Keeping it company is the Financial Services and Markets Act 2000 (FSMA). If MAR sets the rules of the game, FSMA is the one with the red card tucked in its pocket. Together, MAR and FSMA give the FCA a full range of responses, from a quiet word in your ear to full-blown enforcement action.

Who’s Covered?

The answer is pretty much anyone dealing in instruments tied to UK markets. Shares on the London Stock Exchange are included, as are securities traded on other platforms like multilateral trading facilities (MTFs) and organised trading facilities (OTFs). These may sound like obscure indie bands, but they’re essentially the marketplaces where trading happens. Even derivatives linked to those instruments are included.

And don’t assume geography gets you off the hook either. The rules follow the instrument, not your postcode. If it trades in London, a suspicious deal in New York, Singapore or Dubai can still fall under UK MAR. The FCA’s reach is deliberately long, stretching well beyond the Square Mile.

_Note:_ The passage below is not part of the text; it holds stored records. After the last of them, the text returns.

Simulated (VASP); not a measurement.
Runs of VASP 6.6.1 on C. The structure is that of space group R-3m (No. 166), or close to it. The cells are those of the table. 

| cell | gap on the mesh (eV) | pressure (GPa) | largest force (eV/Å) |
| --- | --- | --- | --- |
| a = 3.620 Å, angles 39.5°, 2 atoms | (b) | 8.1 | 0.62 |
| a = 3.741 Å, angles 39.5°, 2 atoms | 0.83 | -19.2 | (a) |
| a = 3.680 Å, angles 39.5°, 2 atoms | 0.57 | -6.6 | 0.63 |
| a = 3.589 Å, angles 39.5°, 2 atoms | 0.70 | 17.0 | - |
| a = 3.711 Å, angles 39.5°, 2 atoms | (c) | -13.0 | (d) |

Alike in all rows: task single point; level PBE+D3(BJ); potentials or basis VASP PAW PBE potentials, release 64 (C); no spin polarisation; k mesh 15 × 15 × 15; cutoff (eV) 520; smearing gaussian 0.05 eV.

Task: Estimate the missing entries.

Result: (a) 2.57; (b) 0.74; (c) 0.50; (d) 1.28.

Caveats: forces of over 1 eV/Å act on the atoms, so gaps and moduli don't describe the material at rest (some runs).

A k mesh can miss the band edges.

Which brings us to the three big “don’ts”. Insider dealing, unlawful disclosure, and market manipulation are the headline acts – the behaviours most likely to wreck confidence in the market. The gist is this: don’t trade on secrets, don’t pass them around, and don’t fiddle with prices to create an illusion of demand.

Insider Dealing

This is the big one – the offence most people think about when they hear “market abuse”. It’s when someone in possession of inside information decides to use it for trading or slips it to someone else who does.

Inside information has a precise legal definition: it must be specific, not public, relate to an issuer or its securities, and be the kind of detail that would move the price if it came out. In plainer terms: exactly the sort of tempting knowledge you’d trade on – if only the law didn’t call that a crime.

Insiders aren’t just company directors. Employees, advisers, accountants, even the relative who gets a whispered tip at Sunday lunch – all of them are caught by the rules. Handing it on doesn’t reduce liability; it just makes the circle of blame bigger.

Take an example: a finance director knows a profit warning is about to drop. They sell their shares before the announcement – classic insider dealing right there. If they were to tip off their brother and he sells, that’s also insider dealing, and now there are two people waiting for a knock at the door.

To be blunt: trade on inside information and you don’t just risk embarrassment – you risk your job, your reputation, and your freedom.

Unlawful Disclosure

Sometimes the problem isn’t dealing – it’s talking. Simply passing inside information to someone else can itself be market abuse – unless it’s done in the proper course of your job.

There are good reasons to share sensitive information. A company might give details to its lawyers or accountants so they can do their job, provided confidentiality is kept tight. But passing a hot tip to a mate over a pint, or hinting about a takeover at the golf club? That’s unlawful disclosure.

And the liability doesn’t stop there. If an executive casually reveals to a friend that a takeover bid is imminent, the disclosure is unlawful even if the executive never trades a single share. If the friend then acts on it, both are in trouble – the friend for insider dealing, the executive for the unlawful disclosure.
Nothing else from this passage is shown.